"Elizabeth" Review
© 2000 Fontaine L.

History in textbooks is often dry, lifeless, flat. Take the reign of Queen Elizabeth of England, for example. Textbooks invariably describe her as the Virgin Queen, the queen who never married, the queen whom England loved as a mother during her forty-five years of reign. She had managed to quiet, or suppress, the restless religious conflicts for at least four decades. She had managed to avoid marriage despite urges, seemingly wanting to marry each suitor but never intending to marry any. The defeat of the Spanish Armada during her reign strengthened her position. She had a taste for the extravagant, and frequented the theaters of London. She loved her people, but was capable of being as ruthless as her father Henry VIII. And so on. The film "Elizabeth" tells the story of the first few months of the reign of this most fascinating queen in English history. And quite a dazzling story it tells.

Everyone is familiar with the circumstances during which Elizabeth came to the throne. The Bloody Mary, unable to produce a heir during her reign, relinquishes the throne to her Protestant-leaning half sister Elizabeth, daughter of Anne Boleyn. Elizabeth Tudor was then only twenty-five. "Elizabeth" brings this simple transition to life, surrounding us with a maelstrom of emotions. The conspiracy and violence surrounding the questions of religion, loyalty, and the throne. The ineffectuality and tragedy of Bloody Mary on her death bed, the ruthlessness of Norfolk, the sweet innocence and determination of a bewildered Elizabeth. These are the circumstances during which Elizabeth became queen. I do not know how much of it is historically accurate, but it certainly makes the struggles of these long-dead royals more immediate, more poignant and interesting than any textbook ever could.

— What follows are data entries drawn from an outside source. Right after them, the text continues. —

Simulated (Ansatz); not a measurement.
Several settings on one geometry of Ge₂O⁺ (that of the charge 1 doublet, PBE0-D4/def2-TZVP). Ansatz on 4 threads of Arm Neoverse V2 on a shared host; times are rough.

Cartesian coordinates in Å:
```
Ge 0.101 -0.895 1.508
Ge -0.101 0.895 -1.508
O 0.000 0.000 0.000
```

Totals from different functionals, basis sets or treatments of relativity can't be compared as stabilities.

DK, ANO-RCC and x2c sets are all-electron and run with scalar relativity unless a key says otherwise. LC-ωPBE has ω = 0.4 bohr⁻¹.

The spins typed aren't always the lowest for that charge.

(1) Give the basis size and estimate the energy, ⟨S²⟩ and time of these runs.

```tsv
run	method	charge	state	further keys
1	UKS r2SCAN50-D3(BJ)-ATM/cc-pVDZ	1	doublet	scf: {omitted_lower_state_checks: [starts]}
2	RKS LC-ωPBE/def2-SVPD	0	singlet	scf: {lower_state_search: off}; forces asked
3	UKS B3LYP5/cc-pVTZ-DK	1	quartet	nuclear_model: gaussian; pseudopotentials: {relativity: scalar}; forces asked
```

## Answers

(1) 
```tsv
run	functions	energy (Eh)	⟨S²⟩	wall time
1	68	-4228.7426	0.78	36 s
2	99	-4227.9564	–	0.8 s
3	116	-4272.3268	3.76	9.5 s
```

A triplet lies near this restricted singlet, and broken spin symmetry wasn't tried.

Thus is the spirit of the entire movie. Scholars can debate all they wish about the minute details of the film, but the average viewer is presented with an ambitious attempt to characterize the enigmatic Queen Elizabeth. The events during these few months at times fly by faster than the viewer (or Elizabeth, evidently) can digest, as the film struggles to explain Elizabeth's decision to become the Virgin Queen. I do not know whether Sir Robert really existed, but the character successfully humanizes the queen. This is one of the film's attempts to deal with the problem. Still, the events pass by in whirlwind and the viewer is left to fill in the details of Elizabeth's sometimes inexplicable changes of heart, and to imagine for themselves the consequences of the complicated interplay between religion and politics that the film could not possibly explain in two hours. It is a film primarily focused on feeling, despite telling a historic tale. It paints a poignant and fascinating, if not entirely accurate, portrait of Elizabeth and her closest subjects. It attempts to explain, if not entirely to satisfaction, the stormy circumstances surrounding the first few months of her reign. I only regret that there was not enough time in the film for them to explain much of Elizabeth's motives or thoughts. What remains are her actions and the results of the changes she goes through, though ambivalence is concealed. The film is flawed in this respect because it sometimes reaches to be overly bold, expansive, and dazzling in display. All the more fitting for the extravagance of the Elizabethan era, perhaps. But the film remains most eloquent and convincing during its quiet, poetic moments. Whereas during grander scenes or scenes of historical significance, the film can become slightly pretentious and overwrought with tragic choral music, it is the smaller moments between characters that are cherished. Between Elizabeth and Robert, or between Elizabeth and her maids. During these moments emotion practically oozes off the screen. They paint a more vivid picture of Elizabeth's existence than any scenes of active action ever could. The film owes these achievements to the masterful performance of Cate Blanchett, much more deserving of a statuette than Gwyneth Paltrow was, and Joseph Fiennes as Sir Robert, and the excruciating detail with which artists have recreated the look and feel of the beginnings of the Elizabethan era.

This, all part of the film's uncanny ability to quietly bring out what was most momentous about the era. The large, vacant spaces of the palace with its overwhelming architecture of religion and history, towering over the minuscule-looking Elizabeth. The ubiquitous presence of religion. The alternating predominant moods of red or black, festivity or morbidity. Courtship coupled with treachery; marriage coupled with death. In this sense "Elizabeth" is masterful in its recreation of atmosphere, of an era that was very much alive but very much fearful. Elizabeth, and "Elizabeth," reconciled these elements. During significant moments of Elizabeth's life, we become enveloped in glorious white, a fusion and mutual-annihilation of red and black. Destruction of past, present, church, state, romance, feeling; recombination into the Virgin Queen facade that was Elizabeth. England, here comes your queen.